I recently drove from Alexandria, VA, to Nashville, TN, and back for a long weekend. We took two days each way. Going to Nashville we stopped at Kingsport, TN, and on the way back we stopped at Hickory, NC, taking a different, southern route back.
The trip was 1,613 miles, including traveling around Nashville for the weekend and a short trip to the Loveless Café to get some biscuits, 14.2 miles from the Nashville supercharger. The air conditioning was on almost all of the time. All charging was at superchargers. We made eight stops at superchargers, three of which allowed us to stop for lunch. By the time we finished lunch, the car was ready to go. The total cost for charging was $62.50, which calculates to $0.039 a mile. My previous, gas powered car would have cost $208 in gas alone.
I have firmware 2019.16.2 and I used Autopilot and Navigate on Autopilot for large portions of the trip. Those were set for five miles above the speed limit, or 70 to 75 mph for large portions of the highway driving. In general, they worked very well. It was much easier monitoring the car’s driving than actually doing the driving. Here are a few observations. First, I found it easier to use the wheel on the steering wheel rather than torquing the steering wheel to let the car know I was paying attention. (Sometimes I would torque the steering wheel too hard and cancel Autopilot.) The wheel has to be moved one click up/down and then one click in the other direction. Otherwise, the speed increases or decreases (right wheel) or the volume on the audio system goes up or down (left wheel). I had the car set to Mad Max for changing lanes; that seems to be the most human version of changing lanes. Navigate on Autopilot still required me to confirm the lane change it wanted to make, not by pushing the turn signal, but by torquing the steering wheel in the direction of the turn, the same as telling the car that I was paying attention. This caught me by surprise the first couple of times it happened until I actually read the pop-up window on the dashpad. I thought Navigate on Autopilot did not require confirmation. But it did. Taking my hands off the wheel while the car changed lanes at 70 mph spooked out the passengers in the rear seats. Very entertaining.

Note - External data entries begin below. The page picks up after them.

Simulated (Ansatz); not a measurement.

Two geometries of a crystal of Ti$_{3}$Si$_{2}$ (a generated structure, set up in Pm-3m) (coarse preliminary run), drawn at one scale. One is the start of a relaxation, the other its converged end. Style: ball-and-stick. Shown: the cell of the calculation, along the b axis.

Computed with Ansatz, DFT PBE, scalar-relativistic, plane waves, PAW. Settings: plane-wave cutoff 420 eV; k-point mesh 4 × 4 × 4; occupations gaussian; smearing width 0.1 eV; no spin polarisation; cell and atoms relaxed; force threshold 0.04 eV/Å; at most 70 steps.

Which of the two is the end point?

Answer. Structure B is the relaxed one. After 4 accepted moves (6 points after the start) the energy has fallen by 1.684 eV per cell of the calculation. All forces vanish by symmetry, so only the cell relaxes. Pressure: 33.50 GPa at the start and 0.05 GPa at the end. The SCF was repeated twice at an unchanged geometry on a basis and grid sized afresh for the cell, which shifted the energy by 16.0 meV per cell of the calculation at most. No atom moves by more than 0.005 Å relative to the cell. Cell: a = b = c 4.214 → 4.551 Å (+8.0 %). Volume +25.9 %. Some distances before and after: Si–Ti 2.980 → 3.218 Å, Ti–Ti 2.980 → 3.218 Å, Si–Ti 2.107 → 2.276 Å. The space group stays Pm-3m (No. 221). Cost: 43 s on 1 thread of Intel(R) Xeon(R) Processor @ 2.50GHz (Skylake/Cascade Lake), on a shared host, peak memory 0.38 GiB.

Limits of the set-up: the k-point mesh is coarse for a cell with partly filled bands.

There were two issues when using Autopilot. First it wanted to change one lane to the left. The car turned on the left blinker. At the time, a van was coming out quickly in the left lane. It slowed down a little behind me to let me make the lane change. However, the car seemed to be confused and did not make the lane change. I had to take control from Autopilot. This points out a flaw in the system. When the car wants to make a lane change it starts the change four blinks after the turn signal starts. In my region this is way too long. It needs to start around two or three blinks. Four blinks before starting the lane change confuse other drivers, I think.
Secondly, I was driving on the highway using Autopilot when an 18-wheeler passed me in the next lane over on the right. Since I was gently speeding, he was hauling. There was a gentle left curve in the road and he took it a little too chose to my car. In fact, the trailer crossed into my lane, especially the rear wheels of the trailer. Even though it came within a foot of my car, no warning was sounded. Nor did Autopilot take any evasive action. Even my passenger said that it should have done something.
All in all, the car performed very well. The supercharging went well. Most of the time the car started charging at between 140 – 145 kWhs. The estimate of time remaining that was given at the start of a changing session was always more than the actual time needed.